[mlir][linalg] `EraseIdentityGenericOp` canonicalization pattern

Hey, one of the linalg::genericOp canonicalizations patterns is EraseIdentityGenericOp which is removing the linalg generic op if it meets the two conditions:

  1. all of the iterator types are parallel.
  2. the body has only one linalg.yield.

When running the linalg.generic canonicalization’s patterns on an Identity linalg.generic which one of its output operand is a result of bufferization.alloc_tensor() It’s still erasing my generic op. Although, the alloc_tensor() op indicates a new bufferization/materialized tensor.

would attach an example for my code

func.func @slice_kernel(%arg0: tensor<4x4x4x4xf32>) -> (tensor<1x4x4x4xf32>){
  %extracted_slice = tensor.extract_slice %arg0[0, 0, 0, 0] [1, 4, 4, 4] [1, 1, 1, 1] : tensor<4x4x4x4xf32> to tensor<4x4x4xf32>
  %0 = bufferization.alloc_tensor() : tensor<1x4x4x4xf32>
  %1 = linalg.generic {indexing_maps = [affine_map<(d0,d1,d2,d3) -> (d0,d1,d2,d3)>, affine_map<(d0,d1,d2,d3) -> (d0,d1,d2,d3)>], iterator_types = ["parallel","parallel","parallel","parallel"]} ins(%extracted_slice : tensor<1x4x4x4xf32>) outs(%0 : tensor<1x4x4x4xf32>) {
  ^bb0(%in: f32, %out: f32):
    linalg.yield %in : f32
  } -> tensor<1x4x4x4xf32>
  return %1 : tensor<1x4x4x4xf32>
}

I expect not removing this linalg.generic since it’s not a default/redundant copy, shouldn’t the RewritePattern checks this case and fail in this case?

Thanks,

Maybe your program is a simpler representation of what your real problem is but as stated, it does make sense to me that %1 is replaced with %0. Essentially they are the same value, cause the second operation is just doing a copy, and removing the unnecessary copy makes sense to me.
(Also as written your repro should fail verification since the tensor type of %1 is not consistent, but that might just be a typo).

Hey,
thanks for your reply Mahesh It’s indeed a typo (just edited manually my mlir code to make it simpler, modified it).
Removing this copy should not change the program behavior (since the user intended to allocate a new buffer for this tensor)?

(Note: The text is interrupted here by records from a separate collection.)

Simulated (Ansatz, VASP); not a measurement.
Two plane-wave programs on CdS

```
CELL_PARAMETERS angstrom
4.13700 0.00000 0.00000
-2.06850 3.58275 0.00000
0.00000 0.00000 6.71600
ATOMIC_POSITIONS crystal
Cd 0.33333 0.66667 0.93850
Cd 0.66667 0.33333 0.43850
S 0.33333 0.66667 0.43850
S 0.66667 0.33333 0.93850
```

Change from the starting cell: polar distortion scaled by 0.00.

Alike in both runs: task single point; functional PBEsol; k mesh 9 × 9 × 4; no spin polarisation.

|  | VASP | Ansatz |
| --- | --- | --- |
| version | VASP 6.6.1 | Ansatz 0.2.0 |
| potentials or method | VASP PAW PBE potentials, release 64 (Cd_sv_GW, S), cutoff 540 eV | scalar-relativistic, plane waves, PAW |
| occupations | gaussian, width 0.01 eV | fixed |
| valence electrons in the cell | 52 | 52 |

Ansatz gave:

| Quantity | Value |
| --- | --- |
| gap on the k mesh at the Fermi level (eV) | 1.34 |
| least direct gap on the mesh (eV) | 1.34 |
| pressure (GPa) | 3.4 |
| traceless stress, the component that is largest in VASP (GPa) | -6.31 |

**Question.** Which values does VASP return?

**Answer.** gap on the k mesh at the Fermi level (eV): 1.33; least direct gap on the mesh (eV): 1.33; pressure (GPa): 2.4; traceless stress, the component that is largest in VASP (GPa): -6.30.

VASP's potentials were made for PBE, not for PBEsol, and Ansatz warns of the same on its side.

The concept of « buffer for a tensor » isn’t really well defined: tensors are immutable value-based entities.
It’s not clear what is the observable behavior to preserve here?

I don’t know what you mean by “default” copy, but this is value semantics, and that’s an identity operation. This is the simplest form of DCE and perfectly valid.

The confusion is probably coming from the fact that bufferization.alloc_tensor() is an op specific to the bufferization process and has no meaning outside of it. For example, the doc says:

" The result of a bufferization.alloc_tensor is a tensor value that can be used like any other tensor value.".

This means if you run cleanups on top of that code, DCE is free to remove identity operations because you are not in buffer semantics (memref) yet.

If you are using that op as a way to “allocate a tensor”, don’t. There is no such thing as “allocating a tensor”, as @mehdi_amini said. Just use tensor.empty and bufferization will (hopefully) know what to do.

1 Like

Side note: I feel like we’ve had a few rounds of confusion here recently and it may be good to formalize the answer somewhere (or if it is, make it more discoverable).

1 Like

Thanks for your responses.

@mehdi_amini @rengolin @MaheshRavishankar @jpienaar I would try to explain my purpose:

I want to write a kernel/function in MLIR which has one tensor argument, and it returns a part/slice of this tensor argument, the kernel is in tensor semantics.
However, I want to guarantee that after running the one-shot-bufferization I would get a different memrefs/allocs for the argument and the return value of the kernel.

For this purpose, I’ve tried to insert operations like tensor.empty/bufferization.alloc_tensor() besides copying the slice of the argument to this new SSA value of the tensor.empty/bufferization.alloc_tensor(). Unfortunately, It’s being removed as part of eliminating redundant code.

I wanted to handle this issue in tensors. since passes which Tiles the linalg generic or fuses the linalg generic is happening in tensors. And handling it in memrefs would miss these passes.

thanks,

I don’t think you can guarantee this, even if you use things like tensor.empty() or memref.alloc(). Ultimately, the compiler is free to optimize memory usage as it sees fit and that’s a good thing.

Maybe you’re thinking of this as a user, not a compiler, and as such need to match your expectations accordingly. Or maybe your operations aren’t expressive enough and you’re misleading the compiler.

IF the buffer has different user chains, then the compiler cannot fuse them together and your expectation is held. But if the buffer only has a single chain of users (and the operation allows in-place semantics), then the compiler is free to remove the allocation. This is similar to register reuse in allocators: add r0, r0, r1 is perfectly valid if the previous value stored in r0 is dead after the add op.

If your code has some extra semantics that isn’t being propagated through the compiler (ex. volatile), then you need to add side effects to your ops to make sure the compiler can’t assume anything about the memory representation, and thus won’t try to eliminate buffers.

1 Like

Thanks, appreciate your detailed answer.